A growing divide is emerging in the UK’s hotel sector between the performance of leisure-based hotels compared with primarily business-orientated properties, according to the latest Hotel Bulletin Q4 2016, published this week by HVS, AlixPartners, STR and AM:PM.
Those hotels in cities with a more developed tourism industry performed noticeably better in Q4 2016 as a result of the weaker pound attracting foreign tourists and Brits choosing staycations.
Belfast, for example, saw RevPAR (rooms revenue per available room) growth of 23% during the final quarter of 2016 on the back of significant investment in the city as a tourist destination. Liverpool’s hotels reported growth of 14% during the same period, while Edinburgh and Bath both experienced 13% growth in RevPAR.
By contrast hotels in Newcastle saw an 8% decline in RevPAR during Q4 2016, Aberdeen a 22% decline on the back of the falling oil market, while Cardiff’s RevPAR dropped by 6%.
Hotels in London experienced a modest 2% increase in both RevPAR and occupancy, while average room rates remained static. Occupancy in London’s hotel sector had shown a decline for the previous seven quarters.
“As the most popular tourist city London is particularly well placed to attract more visitors and benefit from the weaker pound but growth was offset by the potential of corporate decline,” commented HVS chairman Russell Kett.

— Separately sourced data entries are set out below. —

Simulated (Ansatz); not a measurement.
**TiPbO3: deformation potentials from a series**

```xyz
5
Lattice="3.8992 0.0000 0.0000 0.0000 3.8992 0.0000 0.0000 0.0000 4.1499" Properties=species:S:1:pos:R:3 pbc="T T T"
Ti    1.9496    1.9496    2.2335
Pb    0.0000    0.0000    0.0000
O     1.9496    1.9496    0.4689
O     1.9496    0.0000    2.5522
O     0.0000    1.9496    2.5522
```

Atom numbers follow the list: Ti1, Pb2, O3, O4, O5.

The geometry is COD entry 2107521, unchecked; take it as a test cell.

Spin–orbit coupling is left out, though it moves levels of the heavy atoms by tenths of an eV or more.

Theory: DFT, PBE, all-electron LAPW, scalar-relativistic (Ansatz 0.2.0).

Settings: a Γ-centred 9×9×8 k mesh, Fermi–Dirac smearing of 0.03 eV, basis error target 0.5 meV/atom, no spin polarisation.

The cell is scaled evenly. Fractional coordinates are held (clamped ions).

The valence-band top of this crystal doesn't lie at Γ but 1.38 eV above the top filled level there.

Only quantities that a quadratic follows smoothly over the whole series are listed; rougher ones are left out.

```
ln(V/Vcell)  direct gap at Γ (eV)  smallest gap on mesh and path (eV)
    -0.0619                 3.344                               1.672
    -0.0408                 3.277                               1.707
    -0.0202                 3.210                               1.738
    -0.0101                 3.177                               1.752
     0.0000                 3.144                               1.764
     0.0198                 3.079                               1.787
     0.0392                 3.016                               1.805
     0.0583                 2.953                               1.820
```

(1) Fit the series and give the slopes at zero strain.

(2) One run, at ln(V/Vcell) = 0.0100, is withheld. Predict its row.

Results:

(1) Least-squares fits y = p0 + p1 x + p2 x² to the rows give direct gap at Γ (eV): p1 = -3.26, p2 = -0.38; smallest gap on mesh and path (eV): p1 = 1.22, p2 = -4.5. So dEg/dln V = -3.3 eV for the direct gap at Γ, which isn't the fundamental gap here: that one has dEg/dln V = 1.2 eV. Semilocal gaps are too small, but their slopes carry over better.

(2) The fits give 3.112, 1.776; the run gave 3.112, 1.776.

“London may see a further decline in corporate bookings because of depressed GDP growth, particularly if threats made by several large companies to move staff out of the country come to fruition.”
The steady increase in the UK’s hotel supply continues with the addition of 14,600 hotel bedrooms during 2016 – a net increase of 1.7% when closures are taken into account. Forecasts estimate that 2017 will see supply growth of 3.3%. London shows the strongest annual growth in hotel bedrooms, while the UK’s regions average a net supply gain of 1%.
The budget sector makes up 47% of the UK’s active pipeline as Premier Inn and Travelodge continue their aggressive expansion plans. The two brands account for nearly 70% of budget bedrooms opened in 2016. Around 30% of the active pipeline are four star hotels, 10% are apartments and nine percent are five-star properties.
“Budget brands now account for 25% of all hotel bedrooms in the UK, while the main casualties have been the two- and three-star properties. It’s difficult to envisage this trend changing for the foreseeable future,” added Kett.